Rachel grew up in a humble home surrounded by family members who fostered her love for others at an early age. It was during her teenage years though when Rachel’s passion for public service extended to the people in her community and at her high school.
When she was just a 14-year old freshman, Rachel joined a team of visionaries to help found The Center for Family Solutions, a nonprofit in Butler County that provides support and counseling services for victims of sexual abuse and domestic violence. A survivor herself, Rachel empowered other teens to share their story by mentoring them and by becoming a spokesperson through awareness campaigns. Rachel’s platform of abuse prevention broadened over the course of her sophomore year when she took her efforts to a state level. Working together with a state representative, Rachel testified before the Ohio House of Representatives Criminal Justice Committee to change an existing law that better protects at-risk adolescents from abuse by increasing penalties for offenders.

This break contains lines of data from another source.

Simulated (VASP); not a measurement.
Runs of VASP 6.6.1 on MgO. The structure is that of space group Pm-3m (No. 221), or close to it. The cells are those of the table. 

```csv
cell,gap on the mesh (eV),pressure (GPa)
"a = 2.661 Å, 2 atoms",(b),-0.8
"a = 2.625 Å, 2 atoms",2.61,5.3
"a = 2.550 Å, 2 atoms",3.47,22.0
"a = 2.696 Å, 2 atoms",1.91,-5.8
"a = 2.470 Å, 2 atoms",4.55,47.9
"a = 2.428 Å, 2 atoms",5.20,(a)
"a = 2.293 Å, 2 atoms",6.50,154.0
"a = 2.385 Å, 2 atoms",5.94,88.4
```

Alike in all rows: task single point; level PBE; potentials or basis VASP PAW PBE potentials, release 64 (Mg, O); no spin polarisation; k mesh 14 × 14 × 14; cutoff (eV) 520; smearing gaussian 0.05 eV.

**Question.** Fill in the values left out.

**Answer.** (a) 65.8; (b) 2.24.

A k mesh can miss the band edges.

Rachel also dedicated her high school career to philanthropic initiatives by serving through the West Chester/Liberty Township Community Foundation’s youth advisory board “Youth in Philanthropy” (YIP). The organization, comprised of 30 high school students, focused on engaging young people in active citizenship while teaching them the fundamentals of grant writing, fundraising and the nonprofit world. Because of her leadership in YIP, Rachel was asked to join a Boys and Girls Club of America (BGCA) steering committee and invested the rest of her high school career in this project. Although she was the youngest person to serve on the committee alongside the community’s brightest thinkers, leaders and agents of change, her ability to network and offer fresh insights planted many seeds that are now bearing fruit as construction for the BGCA is expected to begin next year.
Rachel spent her first year as an Ingram Scholar at Vanderbilt exploring new realms of service while still keeping involved in activities relevant to her passions from high school. In her position as Crawford House Service Commissioner, Rachel organized trips to Room In The Inn where house residents cooked dinner for and served Nashville’s homeless population. If one word could sum up the focus of her service it would be “education.” She, along with fellow scholars Alex Bogdon and Ryan Selvaggio, tutored Nashville’s youth in free ACT test prep every week at the Oasis Center through their service-learning class. Perhaps her most rewarding service was waking up every Thursday at 4:00am to teach a class of girls in Pakistan via Skype, an opportunity courtesy of fellow Scholar Lisa Koenig who started the Vanderbilt-Pakistan Connection. A joint commitment, Rachel and her roommate wrote lessons about American culture and other subjects that all ultimately revolved around the goal of empowering these Pakistani youth.
After her freshman year, Rachel forged beyond the Skype classroom and travelled nearly the same distance to another part of the world—Africa. Thanks to the Ingram Scholarship Program, Rachel spent eight weeks in Uganda conducting a summer project on behalf of Teach Twice, an organization that improves global literacy through stories and the exchange of culture. Her field research and feasibility studies allowed her to create a comprehensive report for Teach Twice to better understand how its organizational capacities can most effectively meet the demonstrated educational needs in the Nakikungube village where Teach Twice book profits are supporting a secondary school building project.
Rachel is forever grateful to the Ingram family for the Ingram Scholarship Program. She dreams to empower others simply by letting her light shine—a hope that, in its rawest form, is rooted in her genuine willingness to love authentically, give generously, walk faithfully, speak kindly and serve daily.